Wednesday, January 12, 2011

Sorry Sarah


As it turns out Sarah Palin, the subject of my last post, was using, cryptically at least to me, a phrase that was first used in the title of a Wall Street Journal editorial about the Tucson shooting.  The Journal compared the factually unsupported allegations that Palin’s cross hairs contremps caused the Tucson Shooting to alleging falsely, that Jews kill kids to get their blood for ritual use – a blood libel.

The phrase was picked up by a writer at HumanEvents.com.

Here’s Palin again:

“But, especially within hours of a tragedy unfolding, journalists and pundits should not manufacture a blood libel that serves only to incite the very hatred and violence they purport to condemn. That is reprehensible.”

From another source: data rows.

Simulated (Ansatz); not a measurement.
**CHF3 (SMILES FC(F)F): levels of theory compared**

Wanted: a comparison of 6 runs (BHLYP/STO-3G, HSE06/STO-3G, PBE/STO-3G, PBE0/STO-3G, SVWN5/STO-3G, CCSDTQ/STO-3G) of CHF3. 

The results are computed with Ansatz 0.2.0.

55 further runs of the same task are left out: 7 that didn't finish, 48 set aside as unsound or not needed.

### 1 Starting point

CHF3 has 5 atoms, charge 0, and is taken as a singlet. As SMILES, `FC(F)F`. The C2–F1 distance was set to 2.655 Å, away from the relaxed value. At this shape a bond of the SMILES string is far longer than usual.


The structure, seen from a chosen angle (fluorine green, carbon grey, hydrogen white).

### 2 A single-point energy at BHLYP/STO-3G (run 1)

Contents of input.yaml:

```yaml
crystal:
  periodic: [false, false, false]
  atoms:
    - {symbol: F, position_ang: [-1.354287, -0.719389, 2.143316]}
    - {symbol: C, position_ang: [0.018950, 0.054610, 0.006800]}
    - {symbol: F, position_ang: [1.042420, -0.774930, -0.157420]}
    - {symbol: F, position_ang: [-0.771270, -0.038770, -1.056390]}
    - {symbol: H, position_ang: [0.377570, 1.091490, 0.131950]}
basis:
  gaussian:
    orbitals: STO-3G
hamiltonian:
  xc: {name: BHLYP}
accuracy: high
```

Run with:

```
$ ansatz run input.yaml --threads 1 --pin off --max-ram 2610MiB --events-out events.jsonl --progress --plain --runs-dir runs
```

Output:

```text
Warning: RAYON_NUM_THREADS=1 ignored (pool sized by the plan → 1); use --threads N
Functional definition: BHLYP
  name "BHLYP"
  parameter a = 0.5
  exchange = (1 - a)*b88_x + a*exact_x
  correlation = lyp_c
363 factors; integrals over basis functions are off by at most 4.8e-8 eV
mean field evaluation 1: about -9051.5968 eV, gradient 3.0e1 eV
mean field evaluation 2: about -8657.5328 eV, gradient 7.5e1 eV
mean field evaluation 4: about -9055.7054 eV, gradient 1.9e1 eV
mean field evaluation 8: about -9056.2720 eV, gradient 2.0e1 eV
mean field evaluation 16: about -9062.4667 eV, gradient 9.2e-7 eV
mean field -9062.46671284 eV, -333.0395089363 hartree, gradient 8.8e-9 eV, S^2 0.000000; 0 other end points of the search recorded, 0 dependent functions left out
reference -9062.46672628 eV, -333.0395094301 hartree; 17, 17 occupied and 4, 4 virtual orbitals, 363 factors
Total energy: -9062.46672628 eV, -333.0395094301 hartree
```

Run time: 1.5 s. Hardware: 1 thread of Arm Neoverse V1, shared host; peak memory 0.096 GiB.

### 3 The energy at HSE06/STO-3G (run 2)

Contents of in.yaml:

If she is referring to the unsupported argument of a connection between the right’s rhetoric and the killing, and I think she is, the fault is mine as I didn’t know what the phrase meant. 

Sorry Sarah.

5 comments:

Anonymous said...

Maybe I'm missing something, but it appears that her defense of vitriolic political speech includes a condemnation of people who indulge in vitriolic political speech. She doesn't like it when she's the one in the crosshairs, but believes she has the right to put others in the crosshairs.

Dave said...

She's still a hypocrite, just a literate one (or the person that wrote her speech).

I just figured since she used the phrase correctly I had to call myself out on my attack.

The Curmudgeon said...

I'm tired of Ms. Palin. But I'm also tired of the irrational hatred directed toward her as well.

Of course she's a hypocrite. She's a politician, isn't she?

She's the new Ann Coulter -- someone whose continued fame depends on the unceasing vitriol directed at her by her detractors.

What I'm trying to figure out is why is it acceptable and mainstream to savage Sarah Palin (see this Oliphant cartoon for a recent example) but dangerous, irresponsible and maybe even criminal (because one would be 'stirring up hate') to viciously parody other people?

At the risk of being accused of stirring up violence by using a martial metaphor: Cease Fire! To quote that original American philosopher Rodney King, "Can't we all get along?"

Dave said...

I don't hate her Curmudgeon. I'm fascinated by her in the can't take your eyes off a train wreck sense. I'm also baffled by her popularity with her fans.

fermicat said...

If I never heard anything about Palin or her family ever again, it would be too soon. She's utterly vacuous.